Add up all the grievances aired by Prince Harry and you largely get the picture of a second son shut out from real royal power. The British monarchy is not the only one to be shaken by controversies from the non-heirs to the crown.

Photo of Prince Harry and Prince William in military costumes during a Remembrance ceremony in London

Prince Harry and Prince William in military costumes during a Remembrance ceremony in London

Amelie Reichmuth

STOCKHOLM — Unless you’ve lived in a cave, you know that Prince Harry has been stirring the proverbial (royal) pot. After he and his wife Meghan Markel stepped back from their duties as senior members of the royal family in January 2020, it’s been one revelation after another, culminating with the publication of the Prince’s saucy memoir this week.

Without discounting the allegations of racism towards his wife, and other slights the pair may have endured, it doesn’t take a PhD in psychology or anthropology to see that the conflicts with Harry’s family — and within himself — may largely be driven by the fact that he’s not his older brother.

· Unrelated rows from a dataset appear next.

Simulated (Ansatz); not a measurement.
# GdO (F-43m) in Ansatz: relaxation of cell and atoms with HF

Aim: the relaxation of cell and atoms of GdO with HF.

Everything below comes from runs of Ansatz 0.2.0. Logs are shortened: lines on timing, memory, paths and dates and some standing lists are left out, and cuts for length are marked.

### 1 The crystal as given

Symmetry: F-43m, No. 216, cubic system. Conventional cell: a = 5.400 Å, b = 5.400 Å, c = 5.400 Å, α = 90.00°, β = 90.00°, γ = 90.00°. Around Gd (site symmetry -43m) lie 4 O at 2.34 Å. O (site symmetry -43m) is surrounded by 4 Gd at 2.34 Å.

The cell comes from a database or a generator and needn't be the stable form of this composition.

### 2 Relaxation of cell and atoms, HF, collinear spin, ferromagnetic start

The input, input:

The fate of being the second-born son and largely shut out of succession to the throne is indeed written in the very title of his just released book: Spare.

The British monarchy, in this regard, is hardly alone, with no shortage of turbulence created by royal birth order around the world, and through the ages.

Just this month in Sweden, King Carl XVI Gustav created a controversy when an interview quoted him saying that the decision to allow women heirs to be included in the line of succession to the throne was “unfair.”